Ted Cruz has been looking for a way to stop front-runner Donald Trump’s steamroll towards the Republican party's presidential nomination and, today, he will unveil another plan to do just that. On Wednesday, the GOP senator’s twitter hinted that a big announcement would be taking place, telling followers to, “Join us at 4 pm." Political pundits speculated that Cruz would introduce his pick for a potential running mate at this four o'clock press conference in Indianapolis. The Associated Press later reported that the Texas senator has chosen ex Hewlett Packard CEO and erstwhile GOP rival Carly Fiorina as his vice presidential nominee. It seems to be an odd choice for a second-place presidential nominee to pick a running mate at all, let alone one who has little-to-no political experience. Fiorina has never held elective office and Cruz has only held office since 2013 and is, thus, a relative newcomer to Washington D.C. Cruz and his cohorts are undoubtedly hoping this move will generate momentum for his struggling campaign to win the nomination at the Republican National Convention in July. After the formal confirmation today, many are left wondering why Ted Cruz picked Carly Fiorina to be his vice president.
The GOP presidential hopeful has been facing an uphill battle throughout the Republican primary season in the form of Donald Trump and his juggernaut political blitzkrieg.

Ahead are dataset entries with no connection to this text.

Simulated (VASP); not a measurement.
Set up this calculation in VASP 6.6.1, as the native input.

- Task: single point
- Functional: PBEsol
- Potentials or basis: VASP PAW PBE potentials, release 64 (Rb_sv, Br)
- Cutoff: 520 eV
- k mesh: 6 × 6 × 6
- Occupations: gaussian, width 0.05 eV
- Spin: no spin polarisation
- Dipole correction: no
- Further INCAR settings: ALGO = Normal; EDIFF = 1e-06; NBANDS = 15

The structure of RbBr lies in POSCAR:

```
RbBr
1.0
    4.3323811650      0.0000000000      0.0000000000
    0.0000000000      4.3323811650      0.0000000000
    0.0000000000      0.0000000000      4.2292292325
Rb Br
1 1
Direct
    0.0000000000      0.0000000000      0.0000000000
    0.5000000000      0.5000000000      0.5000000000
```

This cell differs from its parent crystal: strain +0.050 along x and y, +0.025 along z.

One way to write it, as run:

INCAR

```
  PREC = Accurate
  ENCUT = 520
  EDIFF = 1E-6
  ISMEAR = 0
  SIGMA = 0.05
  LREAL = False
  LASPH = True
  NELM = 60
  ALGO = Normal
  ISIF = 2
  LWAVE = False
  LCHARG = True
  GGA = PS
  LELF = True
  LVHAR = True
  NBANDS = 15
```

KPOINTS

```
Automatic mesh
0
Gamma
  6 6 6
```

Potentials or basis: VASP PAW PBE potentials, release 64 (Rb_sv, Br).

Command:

Cruz’s announcement comes after a huge defeat during Tuesday’s East-Coast primaries. He lost all five states by wide margins to Trump—currently on a hot streak after winning six straight contests. While Cruz won primaries in Wisconsin, Texas, Alaska, Maine, Iowa, Oklahoma, Kansas, Idaho, Wyoming, and Utah, he currently holds only 562 of the necessary 1,237 delegates needed to win the nomination outright and it’s now a mathematical impossibility that he could attain this number before July.
Recently, his campaign strategy has shifted towards defense and damage control—or stalling Trump’s momentum enough that he won’t have enough delegate to automatically become the nominee. In an unprecedented, overtly anti-Trump move, Cruz has joined forces with another GOP candidate, Ohio Governor John Kasich. The rival presidential campaigns recently struck a deal that lead to both candidates conceding states to the other in hopes of narrowing Trump’s lead. Cruz would stop running in New Mexico and Oregon and, in return, Kasich has promised to pull his campaign out of the key battleground state of Indiana. This strategy will, hopefully, block Trump from the nomination by putting forth only a single strong alternative on the ballot instead of dividing the votes between the two candidates.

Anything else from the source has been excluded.